One Analysis for All Applications

We have created a single analysis that has a property for each one of our applications. Is this a good practice or would it be better to have separate analysis for each property? I don’t really see an advantage to having all of the applications in one analysis other than you can go to one analysis and see all of the applications, but you loose the search capability.

One concern I have about the one analysis approach is when one property is edited and then the analysis is saved, does that trigger an immediate evaluation of all of the properties in the analysis. We currently have 17 properties in the analysis, but that could easily grow to 50 or more. The properties have varying evaluation times.

I just realized that this approach doesn’t scale.

I believe that since each property in the Analysis has it’s own Reporting Period, updating the Relevance for one of the Properties will not effect the others.

In fact, I don’t believe that editing the Relevance for a “given” property will impact the reporting for the “given” property itself.
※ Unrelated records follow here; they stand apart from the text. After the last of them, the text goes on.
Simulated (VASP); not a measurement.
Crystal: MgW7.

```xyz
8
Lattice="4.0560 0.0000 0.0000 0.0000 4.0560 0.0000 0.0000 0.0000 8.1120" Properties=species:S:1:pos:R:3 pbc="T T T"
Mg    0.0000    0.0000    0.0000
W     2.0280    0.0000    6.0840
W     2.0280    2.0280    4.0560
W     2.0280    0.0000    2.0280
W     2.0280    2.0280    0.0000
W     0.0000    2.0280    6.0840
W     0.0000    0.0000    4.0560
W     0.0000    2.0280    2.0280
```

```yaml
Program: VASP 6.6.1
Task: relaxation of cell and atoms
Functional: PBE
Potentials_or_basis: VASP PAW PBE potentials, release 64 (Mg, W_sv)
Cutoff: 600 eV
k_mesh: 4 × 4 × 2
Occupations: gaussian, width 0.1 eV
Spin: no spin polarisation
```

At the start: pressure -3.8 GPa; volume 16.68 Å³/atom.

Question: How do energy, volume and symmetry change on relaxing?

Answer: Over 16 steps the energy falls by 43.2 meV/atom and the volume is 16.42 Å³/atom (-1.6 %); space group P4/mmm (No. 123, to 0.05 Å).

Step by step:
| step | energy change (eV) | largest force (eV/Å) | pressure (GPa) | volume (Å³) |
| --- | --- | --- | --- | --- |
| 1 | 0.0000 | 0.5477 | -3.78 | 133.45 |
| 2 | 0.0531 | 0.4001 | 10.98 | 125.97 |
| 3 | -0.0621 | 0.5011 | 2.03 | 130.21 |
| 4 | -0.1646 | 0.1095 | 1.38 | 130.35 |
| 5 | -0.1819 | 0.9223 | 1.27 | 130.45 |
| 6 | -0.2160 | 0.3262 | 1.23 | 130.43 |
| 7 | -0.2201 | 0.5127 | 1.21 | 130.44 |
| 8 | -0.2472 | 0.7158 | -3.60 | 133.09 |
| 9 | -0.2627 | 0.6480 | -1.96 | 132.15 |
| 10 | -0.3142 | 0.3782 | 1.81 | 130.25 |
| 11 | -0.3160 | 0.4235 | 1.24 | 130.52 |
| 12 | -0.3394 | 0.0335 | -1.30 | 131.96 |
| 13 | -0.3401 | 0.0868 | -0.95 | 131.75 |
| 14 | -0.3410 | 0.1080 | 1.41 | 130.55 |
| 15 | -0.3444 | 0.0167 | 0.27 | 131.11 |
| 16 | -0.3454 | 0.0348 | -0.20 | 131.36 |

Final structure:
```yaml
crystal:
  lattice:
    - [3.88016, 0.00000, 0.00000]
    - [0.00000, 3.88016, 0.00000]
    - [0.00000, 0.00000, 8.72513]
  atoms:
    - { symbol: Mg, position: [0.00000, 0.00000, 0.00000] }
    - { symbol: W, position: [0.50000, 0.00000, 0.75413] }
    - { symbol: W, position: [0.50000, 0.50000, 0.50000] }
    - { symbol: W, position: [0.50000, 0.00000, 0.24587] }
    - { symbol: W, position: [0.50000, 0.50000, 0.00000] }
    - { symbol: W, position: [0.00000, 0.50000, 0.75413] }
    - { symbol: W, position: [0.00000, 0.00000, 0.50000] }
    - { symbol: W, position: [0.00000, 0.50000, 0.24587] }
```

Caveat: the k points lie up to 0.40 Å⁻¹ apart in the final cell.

If you have a property that only reports once a day, and you edit it, you will need to wait 1 day for all the updated results.

The only way I know to “reset” the reporting periods for the properties is to Deactivate then Activate the Analysis. That will cause the clients to discard their status for the properties and their reporting periods.

What do you think of this approach with one analysis for all applications? Is it more efficient? Is it something you do in your environment.

There isn’t a single recommendation here, but you are thinking about the right things. Tim is correct about the impact on property evaluation, so that part isn’t a concern, but you do want to think about useability and growth. It is definitely more efficient to have multiple properties in a single analysis vs many analyses with only one property. But if you expect the number of properties to grow to 50+ then it makes sense to start breaking them down into smaller analyses.

The main concern would in trying to view the property results in the console, where a user would look at the analyses to view one or two of the properties, but the console will have to load results for all 50 properties which will take longer, use more memory and increase the cache size (which would mean more data to load on the next console startup). If you split up the analyses, would you be able to use more precise relevance such that fewer systems would need to evaluate some/many of the properties? Are their logical groupings of the applications that users are likely to want to view together (e.g. security apps, core apps, custom apps)? I try to limit analyses to around 15-20 properties just from a usability perspective.

I am not following the part about loading 50 properties into the console. The only properties you see in the console view are the properties that are selected. Whether or not all properties are in one analysis or many analysis, the properties still are selectable.

The memory usage of the console is related to the Retrieved Properties (of which all are loaded into the console when it’s started) and Analysis Properties, which are loaded whenever they are opened, therefore, the memory load in the console is linked to how many Analyses you have open at any time (along with RP’s, open fixlets, viewing of actions, etc.

Therefore, you should keep this in mind when thinking about how many properties you want to include in a single Analysis.

If you only plan to view the properties by adding them as a column to the Computers view, then that is correct. If you want to view a few of them, and don’t want to add them as columns, then you would open the analysis and it would cause all 50 properties to load at that time.

When you edit the Analysis, behind the scenes a new analysis activation FXF file is made in the actionsite of the operator and the old one is deleted, so it is very possible that the periods were all reset every time you edit the Analysis as the activation is where the “period” information will be stored of the last time it was evaluated.

In my experience I can refresh the results of an analysis by editing, then saving the analysis, regardless of the report period of the individual properties.